For more than a decade, China has invested heavily in the economic development of countries collectively known as the Global South. More recently, China has demonstrated that its ambitions are growing beyond the economic realm and extending into the geopolitical sphere. This shift carries implications not only for the developing countries that are the beneficiaries of China’s investment, but also for the United States and other developed democracies, said a scholar at the Keough School of Global Affairs at the University of Notre Dame.
“For China, nations and regions in the Global South are a major priority, and we should be paying more attention to them in addition to monitoring China’s great power rivalry with the United States,” said Joshua Eisenman, associate professor of politics in the Keough School. “The rivalry between China and the U.S. is part of the story, but not the whole story.”
Eisenman researches China’s economic and geopolitical strategies in the Global South, which collectively includes Southeast Asia, South Asia, Latin America, Africa and the Middle East. These regions have become an essential component of China’s external engagement and foreign policy in recent years, Eisenman said.
Eisenman and other Notre Dame scholars including Scott Appleby, the Marilyn Keough Dean of the Keough School; Susan Ostermann, assistant professor of global affairs; and Victoria Tin-bor Hui, associate professor of political science, will participate in the two-day panel discussion “China in the Global South: Development and Influence in a Shifting Global Order,” at the Atlantic Council on Feb. 21-22 in Washington, D.C. The event will also feature prominent experts from the U.S. Department of State, USAID and Freedom House, as well as experts from across the Global South such as Joseph Asunka, CEO of Afrobarometer, a prominent pan-African research network that provides data on the views of Africans to inform development and policy decision-making.

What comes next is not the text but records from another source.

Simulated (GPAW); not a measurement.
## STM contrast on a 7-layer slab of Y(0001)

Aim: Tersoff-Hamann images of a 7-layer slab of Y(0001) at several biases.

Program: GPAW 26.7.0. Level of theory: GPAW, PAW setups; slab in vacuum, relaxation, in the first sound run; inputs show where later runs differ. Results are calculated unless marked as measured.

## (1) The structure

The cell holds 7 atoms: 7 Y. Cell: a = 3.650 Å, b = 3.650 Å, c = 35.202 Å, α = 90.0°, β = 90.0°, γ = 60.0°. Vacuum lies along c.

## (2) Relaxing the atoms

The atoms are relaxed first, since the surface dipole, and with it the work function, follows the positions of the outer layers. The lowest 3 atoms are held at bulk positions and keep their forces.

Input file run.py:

Two recent events signal China’s expanding geopolitical ambitions, Eisenman said. Most recently, as the U.S. faced pushback for its support of Israel’s military campaign in the Gaza Strip, China aligned itself with countries such as Brazil, India, Pakistan and South Africa, all of which condemned Israel’s actions. And in March 2023, China brokered a détente between Saudi Arabia and Iran following seven years of open hostility and nonexistent diplomatic ties between the two countries. Eisenman said these events reveal China’s expanding geopolitical interests beyond places like Africa, the largest beneficiary of Chinese investment in recent years.
“In many ways, China’s investment in places like Africa has peaked and is unlikely to return to those levels,” he said. “What is increasing are the engagements of the Communist Party of China and the People’s Liberation Army with their counterparts in the Global South. We’re seeing an expansion in the political and security arena in ways that should draw our attention.”
To shed light on these and other emerging trends, the Keough School’s Pulte Institute for Global Development and the Atlantic Council have formed the China-Global South Initiative, a multi-year partnership that is co-directed by Eisenman and David Shullman, who leads the council’s Global China Hub. This joint effort convenes policymakers, academics and local partners to study and coordinate local responses to China’s strategic intentions and impacts in the Global South. The initiative also aims to produce rigorous academic and policy publications, convene leading experts and offer mentoring opportunities for Notre Dame students and experts from the Global South. Founded in 2022, the initiative aims to become the premier global resource for understanding China in the Global South.
The Atlantic Council event will be the largest that the China-Global South Initiative has hosted, according to Eisenman. “The scope of this event reflects the tremendous support of the Keough School and the Atlantic Council for this initiative,” he said. “With top U.S. officials joining attendees from all around the Global South, including the Philippines, Colombia, Ghana and more, we believe it will generate critical insights not only for future research, but for future policy strategies as well.”
Eisenman is the co-author (with David Shinn) of “China’s Relations with Africa: A New Era of Strategic Engagement” (Columbia University Press, 2023), which focuses on political and security relations between China and Africa, explains the tactics and methods that China uses to build relations with African countries, and contextualizes and interprets them within Beijing’s larger geostrategy.